The secondary guns that were mounted were 12 x 5.9" (15cm) SKL/45 150mm fast-firing guns. Their placement were through barbettes along the second deck with the crews protected by armor on the inside of the hull. Six guns were placed at portside and six on starboard and these could fire a broadside against smaller attacking surface ships making torpedo runs against Moltke's hull. One gun on the port and starboard sides could fire directly aft and forward if needed. For aircraft defense, a scant amount of 12 x 3.45" SKL/45 88mm Anti-Aircraft guns were placed onboard as built. Four were found on the forward conning tower (main bridge area), two on the rear tower, two more on the main deck forward (protecting the bridge), and the balance scattered along the available decks around the ship. 2 x 19.7" (500mm) submerged torpedo tubes were placed, one on the centerline below the bow firing forward and the other in a stern facing aft on the portside - twelve torpedoes were carried, three per launching station.

The "battlecruiser", as a naval warship classification, featured more armor than a traditional ocean-going cruiser though less than a battleship. Moltke's armored deck ranged in protection from 3.2" over the engine and ammunition spaces to 1" over areas needing less protection. To guard against torpedo attack, Blohm and Voss used Krupp steel for the 10.7" armored belt leading from "A" turret to "D" turret below the waterline. The belt armor was reduced in thickness to 4" close to the bow and stern. Bulkhead armor was 8" to 4" in thickness and AA batteries held 8" to 6" protection. The 6" gun barbettes followed suit with 9" armor in front thinning to 1.2" on the sides. The 11" main gun turrets were 9" thick on top to protect from plunging fire and on the curved front to deflect from horizontal fire. The armor on the back of the 11" turrets was 2.4" thick by the back door and the conning towers had a maximum of 14" to a minimum of 0.2" of Krupp armor plate.

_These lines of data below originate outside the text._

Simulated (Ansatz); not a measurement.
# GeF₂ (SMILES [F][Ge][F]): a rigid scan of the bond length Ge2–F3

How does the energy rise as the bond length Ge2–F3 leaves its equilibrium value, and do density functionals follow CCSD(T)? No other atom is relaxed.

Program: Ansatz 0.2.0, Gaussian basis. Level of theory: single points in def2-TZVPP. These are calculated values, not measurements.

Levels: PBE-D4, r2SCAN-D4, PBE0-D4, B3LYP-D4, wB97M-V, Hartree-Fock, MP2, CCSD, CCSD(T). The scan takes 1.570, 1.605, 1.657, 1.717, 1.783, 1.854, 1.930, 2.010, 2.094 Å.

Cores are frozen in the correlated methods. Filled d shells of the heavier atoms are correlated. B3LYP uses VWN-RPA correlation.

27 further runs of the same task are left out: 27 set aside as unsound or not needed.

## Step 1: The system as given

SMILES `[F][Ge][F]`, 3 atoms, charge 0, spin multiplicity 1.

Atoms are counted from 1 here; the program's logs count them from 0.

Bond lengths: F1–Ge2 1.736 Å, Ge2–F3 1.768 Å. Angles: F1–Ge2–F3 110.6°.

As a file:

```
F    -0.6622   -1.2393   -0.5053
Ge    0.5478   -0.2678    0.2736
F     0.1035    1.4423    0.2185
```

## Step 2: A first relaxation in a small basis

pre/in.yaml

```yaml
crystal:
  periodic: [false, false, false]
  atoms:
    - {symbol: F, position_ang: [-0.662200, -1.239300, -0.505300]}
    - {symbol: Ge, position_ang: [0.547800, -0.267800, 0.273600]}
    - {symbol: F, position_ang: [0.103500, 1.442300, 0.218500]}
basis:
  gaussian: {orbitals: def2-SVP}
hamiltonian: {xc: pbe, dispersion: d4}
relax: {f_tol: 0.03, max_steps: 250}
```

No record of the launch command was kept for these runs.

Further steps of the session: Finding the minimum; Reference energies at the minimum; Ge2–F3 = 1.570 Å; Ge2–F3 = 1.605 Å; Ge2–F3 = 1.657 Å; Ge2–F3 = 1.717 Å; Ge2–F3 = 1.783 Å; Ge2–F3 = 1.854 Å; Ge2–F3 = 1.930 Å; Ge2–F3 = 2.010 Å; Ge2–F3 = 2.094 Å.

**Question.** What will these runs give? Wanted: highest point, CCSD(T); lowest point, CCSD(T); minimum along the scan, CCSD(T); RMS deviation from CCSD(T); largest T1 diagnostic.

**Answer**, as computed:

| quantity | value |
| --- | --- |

Propulsion for the Moltke was 4 x coal-fired Schulz Thornycroft boilers that produced the steam required to operate the 4 x Parsons steam turbines. These used pressurized steam to generate rotary motion to drive the 4 x shafts below, each providing 85,782 horsepower (63,968 kW). The propeller blades were 12.3 feet (3.74m) in diameter. The steering gear was connected to 2 x rudders,one ahead of the other. As designed the turbines could make headway at 25.5 knots (47.2 km/h, 29.3 mph) with a maximum speed of 28.4 knots (52.6 km/h, 32.7 mph) for shorter distances. Her range depended on the coal carried and fed to the boilers as well as onboard fresh water supplies and food for the crew. Her coal bunkers could hold 1,100 tons standard and 3,300 tons of coal maximum. Added later were tanks for 200 tons of oil. Sortie ranges also depended on her fuel stores and weather - calm weather meant a steaming range of about 4,120 nautical miles (7,630 km, 4,740 mi) at 14 knots (26 km/h, 16 mph) and a maximum operational range of 6,500 nautical miles (12,038 km 7,480 mi) at 10 knots.

Miscellaneous Design

The Moltke featured two heavy-duty lift cranes onboard, one on each side of the amidships funnel. Their purpose was to lower and lift supplies, from coal to food, in port as well as managing the two Captains gigs and two Pinnance boats stored opposite of turrets "B" and "E" when in open sea. Two smaller Quarter boats were hung on a pair of davits over the side of the ship opposite of the amidships funnel. The Captains gig were watercraft with smart lines used to take the Captain or other officers ashore and return them to the ship. The gig was 20 feet long and 3-to-6 feet wide and manned by 6 to 8 oars and a lig sail. The Pinnance measured 30 feet long, was rowed by 12 oars (6 per side) and was equipped with a pair of lig sails used to carry sailors to and from shore when the ship could not dock. The boats were not used as lifeboats as the crew varied from 1,000 to 1,350 men - simply not enough room. Instead, each man was issued a life jacket and rubber rafts were available for most.

World War 1 Service

After her sea trials, Molkte served as Admiral Hipper's flagship from May of 1912 to June of 1914. World War 1 officially began on July 28th, 1914, to which Moltke returned to the primary base of the High Seas Fleet in the North Sea - Wilhelmshaven, port of Cuxhaven, located on the mouth of the Elbe which served as a major base in the North Sea during World War 1 (1914-1918). Moltke then took part in the raid on Yarmouth, England on November 3rd, 1914, shelling the British North Seaport and town. She shelled the port base of Hartlepool on December 16th shortly after. During the shelling, she was hit in turn by a 6" shell from a British coastal gun causing little damage. On January 24th, 1915, she took part in the Battle of Dogger Bank (1915) and was forced to retire when the battleships HMS Lion and HMS Princess Royal fired on her.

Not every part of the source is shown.